Challenge: weak RSA

Criminals have been storing all information about illegal activities on a password-protected server. They exchange the password encrypted. Here is an intercepted ciphertext:

We have managed to find out the public key used for encryption:

Rumors say the encrypted message is only 43 bytes long. Finding the encrypted password is of ultimately importance. Can you help us?

5 thoughts on “Challenge: weak RSA”

  1. Hi everybody!

    I’ve been able to find the password! 😀

    First of all I used OpenSSL to get the public exponent and the modulus starting from the key in PEM format. I immediately noticed that the modulus is 1024 bits long but the public exponent is 3. Given that the message is only 43 bytes long I guessed that this challenge could be won with a small exponent attack!
    The ciphertext is 1023 bits long and initially I got fooled by the math: if the plaintext was made of 341 bits (43 characters, the first char with the three most significant bits set to 0), once raised to the 3rd i’d have got a result of 1023 bits… That would have meant that the mod didn’t change the result of exponentiation… But trying to compute the cubic root I immediately noticed that it wasn’t a perfect cube!
    So the mod actually took place!
    The maximum amount of bits of plaintext raised to the 3rd is 43 * 8 * 3 = 1032. So it means 8 bits (1 byte) more than the length of the modulus…
    The easiest way to compute a % b is to subtract b from a as long as a > b. When a < b then a is the result! So i tried to reverse this process by adding the modulus to the ciphertext and I took into account all the results a number of bits in the range [1024:1032]. I found 298 possible results.
    On the internet I found a rather efficient algorithm to compute the cubic root and I adapted it to be used. This algorithm found that only 1 number out 298 is a perfect cube and once computed I tried to print it as a normal string made of ASCII chars…

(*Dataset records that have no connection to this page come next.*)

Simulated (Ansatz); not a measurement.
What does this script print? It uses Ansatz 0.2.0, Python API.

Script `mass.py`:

    The result is this: password = 55a2b5543421fe8cccb01aa020f4a1bc

    All the computation has been done with a Python (I followed Prof. Riccardo's suggestion 😉 ) program written by me.
    The following is the code (which is perfectly working). Modulus and message are hardcoded!

    # It computes n such that n % mod = number. The range covers the length in bit from len(number) to precision
    def reverseModulus(number,mod,precision):
        startLength = len(bin(mod)[2:])
        toRet = []
        current = len(bin(number)[2:])
        while current <= precision:
            number = number + mod # to compute mod we subtract, so here we add!
            current = len(bin(number)[2:])
            if current >= startLength and current <= precision: # if the length in bit is the one we want
                toRet.append(number) # we save it
        return toRet
    # It computes the cubic root
    def cuberoot(x):
        y, y1 = None, 2
        while y != y1:
            y = y1
            y3 = y ** 3
            d = (2 * y3 + x)
            y1 = (y * (y3 + 2 * x) + d // 2) // d
        if y * y * y != x: # if it's not a perfect cube
            return -1 # we're not dealing with negative numbers so -1 can be use as a flag
        else: # if it is a perfect cube we return it (without 0x and L)
            toRet = hex(y)[2:]
            return toRet[0:len(toRet) - 1]
    # We try to print the decrypted string!
    def toASCII(hexString):
        charList = []
        ind = 0
        while hexString != "":
            ind += 1
            currentChar = hexString[len(hexString) - 2:]
            hexString = hexString[0:len(hexString) - 2]
        toRet = ""
        for item in charList[::-1]:
            toRet = toRet + item
        return toRet
    message = 0x44d9b36bc73ab46e2c9d446d7776f42ca005ff4052e7218ffae6df3b49c4842a3ad3c6f7159753dce09b227454aea156e03973c9a4195296bb2506f2578b2c2796f080c8a6f17c99b18646a967146c732d2bf251cab400f4adc2537138cf23a7847cd6c8f0fadc4157ab20bd69cf67971e265931b20e35f597186597da5199b8
    modulus = 0x00db030db2516421d01b48a005e6191118b5cbcd66634670fc21c067b7bbf3c257ae5695966a1627ab1055f1ce6dbdfe4fa654e1bf81f797fbf69aabeb710227298233dd72d51d429f32759ec44902c2ab39daf6ab75a5a28ac34d87921d54e96adc31a3689479446fc1a171ba4dfa7df1683c79481e5d471738d655c04259c2fb
    candidates = reverseModulus(message,modulus,1032)
    for i in range(len(candidates)):
        check = cuberoot(candidates[i])
        if check != -1:
            print toASCII(check)

    I wish everybody a nice evening (and weekend).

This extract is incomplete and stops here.